In this problem you will have to solve a puzzle game named “Pipeline”. 90’s kids knows this game very well.
In this game on each level there is an underground Grid with r rows and c columns. There is a source cell (x1, y1) and a destination cell (x2, y2) in the grid.
Now you will be given n pipes. These pipes can be of two types,
1- straight pipe and
2- angled pipe.
These pipes can be rotated at 90 degree any number of times. You will have to connect these pipes Sequentially one after another, starting from the Source to the destination.

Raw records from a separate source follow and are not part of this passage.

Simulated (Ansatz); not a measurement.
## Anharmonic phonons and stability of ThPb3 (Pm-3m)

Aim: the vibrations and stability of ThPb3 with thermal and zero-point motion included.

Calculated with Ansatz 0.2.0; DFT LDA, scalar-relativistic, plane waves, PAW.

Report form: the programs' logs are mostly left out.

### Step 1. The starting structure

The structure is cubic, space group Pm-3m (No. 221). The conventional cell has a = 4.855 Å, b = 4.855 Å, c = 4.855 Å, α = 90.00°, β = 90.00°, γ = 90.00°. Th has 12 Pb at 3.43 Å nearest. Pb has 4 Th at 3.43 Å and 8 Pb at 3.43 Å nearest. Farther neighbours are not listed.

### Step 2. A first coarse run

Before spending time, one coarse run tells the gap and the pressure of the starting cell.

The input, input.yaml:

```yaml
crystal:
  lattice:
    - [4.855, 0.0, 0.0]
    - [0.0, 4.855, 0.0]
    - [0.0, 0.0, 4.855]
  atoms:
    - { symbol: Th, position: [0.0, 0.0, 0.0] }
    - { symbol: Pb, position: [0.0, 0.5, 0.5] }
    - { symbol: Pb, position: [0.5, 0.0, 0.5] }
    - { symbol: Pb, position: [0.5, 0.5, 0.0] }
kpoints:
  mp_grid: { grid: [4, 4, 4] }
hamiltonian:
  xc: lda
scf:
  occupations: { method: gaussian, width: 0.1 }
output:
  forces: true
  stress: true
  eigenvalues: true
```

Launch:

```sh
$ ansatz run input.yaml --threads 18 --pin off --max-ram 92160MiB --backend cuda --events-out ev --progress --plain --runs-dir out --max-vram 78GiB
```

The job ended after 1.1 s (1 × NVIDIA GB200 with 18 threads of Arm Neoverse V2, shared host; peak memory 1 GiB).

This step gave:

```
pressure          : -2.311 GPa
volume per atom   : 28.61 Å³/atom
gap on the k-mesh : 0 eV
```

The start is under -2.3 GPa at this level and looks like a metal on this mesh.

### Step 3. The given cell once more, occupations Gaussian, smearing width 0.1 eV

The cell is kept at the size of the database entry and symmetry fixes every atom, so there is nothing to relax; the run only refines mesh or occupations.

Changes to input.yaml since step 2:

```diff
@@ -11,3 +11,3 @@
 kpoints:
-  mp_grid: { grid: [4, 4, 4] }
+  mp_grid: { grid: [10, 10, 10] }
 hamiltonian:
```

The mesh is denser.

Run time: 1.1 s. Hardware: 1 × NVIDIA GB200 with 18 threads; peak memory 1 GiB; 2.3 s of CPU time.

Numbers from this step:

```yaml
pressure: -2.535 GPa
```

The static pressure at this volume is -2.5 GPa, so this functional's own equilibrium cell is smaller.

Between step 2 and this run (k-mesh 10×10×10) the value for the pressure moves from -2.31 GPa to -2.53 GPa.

You can use pipes p1,p2,….pi where (1 ≤ i ≤ n). If source and destination are already connected then It is considered solved, even without using any pipes. Each cell can contain only one pipe.
As this game is too easy, the developer made some changes in the game. On each level you will have to answer how many ways are there to solve this puzzle. For the example above the grid size is (6, 6), source (1, 2), destination(4, 3) and Given 7 pipes: 2, 1, 1, 1, 2, 2, 2. With these pipes you can solve this puzzle in this 2 ways that are given above.
In the first line you will be given T (1 ≤ T ≤ 100) - the number of levels you will have to play.
On each level :
1. The first line will contain r, c, n (1 < r, c ≤ 10) (0 < n ≤ 20) - grid size(r,c) and number of pipes(n).
2. The second line will contain n space separated integers p[1,2,…n] - the type( 1 or 2) of the pipe.
3. The third line will contain x1, y1, x2, y2 - the source and the destination. Source and Destination cannot be the same cell.
For each level, output the number of ways you can solve this level on each line.
2 5 5 7 2 1 1 1 2 2 2 1 2 4 3 3 3 4 2 2 1 2 2 2 2 3
Pipes don’t need to enter into the destination cell, It just needs to reach it. You can not place any pipe in the destination cell.